Don’t Poach That Breast
Poaching chicken breast is old-school. Roast your chicken. Roasting concentrates and intensifies the flavor of any food. The perfect temperature for roasted chicken is 375˚F. And if you are particularly picky, try searing it in a skillet with the skin side down before roasting. This ensures maximum moisture entrapment, resulting in exquisitely moist and tasty chicken breast. Trust me, it’s worth the extra work.
Cooking chicken breast properly requires beating the chicken!
The biggest inherent physical flaw of chicken breast is its uneven thickness. Either the thick end is perfect and the thin side overcooked or the thin side is perfect and the thick end is still raw. The solution is found in a little pounding and flattening, best done with a meat mallet or even a rolling pin. You should end up with a tidy chicken piece of uniform thickness that will cook evenly.
Do Use a Marinade
Marinades and rubs boost the flavor of any piece of meat and are perfect for chicken breast. Aromatics like ginger, garlic, brown sugar, lemon, and salt do wonderful things. Many of these common marinade ingredients tenderize and add moisture in addition to flavor.
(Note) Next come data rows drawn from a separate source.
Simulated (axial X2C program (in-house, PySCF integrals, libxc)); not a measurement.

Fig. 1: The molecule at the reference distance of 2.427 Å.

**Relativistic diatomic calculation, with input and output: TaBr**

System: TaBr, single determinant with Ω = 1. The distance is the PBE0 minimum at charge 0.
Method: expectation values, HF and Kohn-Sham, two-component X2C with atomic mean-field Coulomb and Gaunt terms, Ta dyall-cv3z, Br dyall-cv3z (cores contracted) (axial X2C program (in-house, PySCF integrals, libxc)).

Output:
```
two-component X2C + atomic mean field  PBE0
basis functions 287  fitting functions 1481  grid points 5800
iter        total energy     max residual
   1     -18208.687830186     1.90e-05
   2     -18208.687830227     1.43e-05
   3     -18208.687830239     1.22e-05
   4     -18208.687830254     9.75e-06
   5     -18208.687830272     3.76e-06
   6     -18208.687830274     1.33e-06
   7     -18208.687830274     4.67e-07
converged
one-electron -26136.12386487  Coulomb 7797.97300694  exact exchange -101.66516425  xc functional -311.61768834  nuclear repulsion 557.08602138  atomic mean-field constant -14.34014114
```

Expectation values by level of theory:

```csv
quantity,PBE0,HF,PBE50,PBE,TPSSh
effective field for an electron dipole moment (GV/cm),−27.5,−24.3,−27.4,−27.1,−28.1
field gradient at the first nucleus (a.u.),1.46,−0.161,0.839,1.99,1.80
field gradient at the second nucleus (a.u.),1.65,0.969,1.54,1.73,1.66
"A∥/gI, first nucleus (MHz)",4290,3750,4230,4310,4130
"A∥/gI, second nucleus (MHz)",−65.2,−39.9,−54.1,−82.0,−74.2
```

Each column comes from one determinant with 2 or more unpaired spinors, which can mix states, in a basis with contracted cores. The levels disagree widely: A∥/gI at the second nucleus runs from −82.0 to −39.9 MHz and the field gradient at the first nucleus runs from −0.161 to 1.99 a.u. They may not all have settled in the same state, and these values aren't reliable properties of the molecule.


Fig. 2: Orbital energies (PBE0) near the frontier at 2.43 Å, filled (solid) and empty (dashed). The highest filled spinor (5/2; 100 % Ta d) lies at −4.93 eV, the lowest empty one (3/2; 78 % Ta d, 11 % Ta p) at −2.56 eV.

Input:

Do Slice Against the Grain
At any point in the cooking process, if you’re going to slice your chicken, go against the grain. This means slicing your chicken breast in the direction that makes a shorter chicken piece. All meats are made of bundles of muscle fibers and cutting across them means tender, softer chicken morsels. Be sure to use a carving knife or my preference, a chef’s knife, to do the job done efficiently.